Friday, June 20, 2008

the Gathering


I am sitting behind the George and the sun is splitting beards of cloud. I am alone: I have instructed Mustapha the heavily muscled Turkish ex commando turned hairdresser to discourage the visits of itinerant thistlemilk salesmen and despondent poets, for I am preparing for a truly feudal occasion. Tonight the Clan Chief of the MacMillans is to visit Galloway and I am to read poetry to him and his kinsmen in Castle Douglas. As the position of the Clan Bard has been vacant since 1392 it is in a sense an audition. If I get the job I will of course be claiming more than 600 years of backpay which should amount to a lot of sheep. I am in a bit of a quandry about what to read, as my verse seems too scabrous and inconsequential for such an august occasion. I should of course have written an Epyllion or at least a wee Terrastich in celebration of the man's lineage and fame* but my only poems that mention the McMillans are the Culloden poem (below) and the World Book of the McMillans. I shall read both, of course, and the job of Bard will probably go by default to that charlatan Ian McMillan who was too busy reciting doggerel on radio 4 to apply for the job in the first place.

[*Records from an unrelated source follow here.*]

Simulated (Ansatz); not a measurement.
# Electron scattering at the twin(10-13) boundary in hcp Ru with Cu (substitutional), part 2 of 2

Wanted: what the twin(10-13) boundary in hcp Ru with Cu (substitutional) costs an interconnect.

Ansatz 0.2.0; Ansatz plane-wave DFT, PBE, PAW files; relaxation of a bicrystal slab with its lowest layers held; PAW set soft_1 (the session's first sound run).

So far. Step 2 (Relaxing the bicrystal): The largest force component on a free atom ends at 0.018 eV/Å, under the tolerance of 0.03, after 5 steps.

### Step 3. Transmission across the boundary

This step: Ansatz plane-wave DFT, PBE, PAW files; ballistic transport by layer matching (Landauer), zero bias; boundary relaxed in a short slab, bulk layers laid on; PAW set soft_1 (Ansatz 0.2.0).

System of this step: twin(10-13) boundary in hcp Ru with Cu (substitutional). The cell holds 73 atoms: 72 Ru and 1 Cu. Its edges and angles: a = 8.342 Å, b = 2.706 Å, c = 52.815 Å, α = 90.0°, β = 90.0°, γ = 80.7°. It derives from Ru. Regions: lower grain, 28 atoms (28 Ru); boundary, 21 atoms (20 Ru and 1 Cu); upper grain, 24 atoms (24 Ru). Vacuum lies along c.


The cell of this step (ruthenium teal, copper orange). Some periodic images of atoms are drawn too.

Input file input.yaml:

The World Book of the McMillans



Dear Hugh McMillan,

you have been selected by our clan computer
to receive a copy of
The World Book of the McMillans $149.95
(including unique hand painted coat of arms).
Have you ever considered, Hugh McMillan,
your family ties and heritage?
In these pages, Hugh,
you will bear witness to the heroism
and industriousness of your ancestors
and learn about the forebears
who shaped the history of the world,
like Fergus McMillan, the 8th man of Moidart,
Hector ‘Steamboats’ McMillan,
the inventor of the 12 Bore Scrotal Pump Beam,
Brian ‘Big Shuggie’ McMillan,
Golf Caddie to the stars,
and many many others,
though probably not Archie McMillan
who died of silicosis
or James and Colin who drowned in the Minch,
or Straun who drank himself to death
in that corner of the Central Bar.
To bear witness to that kind of thing,
Hugh McMilan,
it costs a bit more.





*As a postscript did you know that Anaclasis- getting things not quite right in your poetry- is an actual poetical technique? Must dig out all these anaclastic poems.

1 comment:

Marion McCready said...

I'm really enjoying all these tales from behind the George as much as the poems.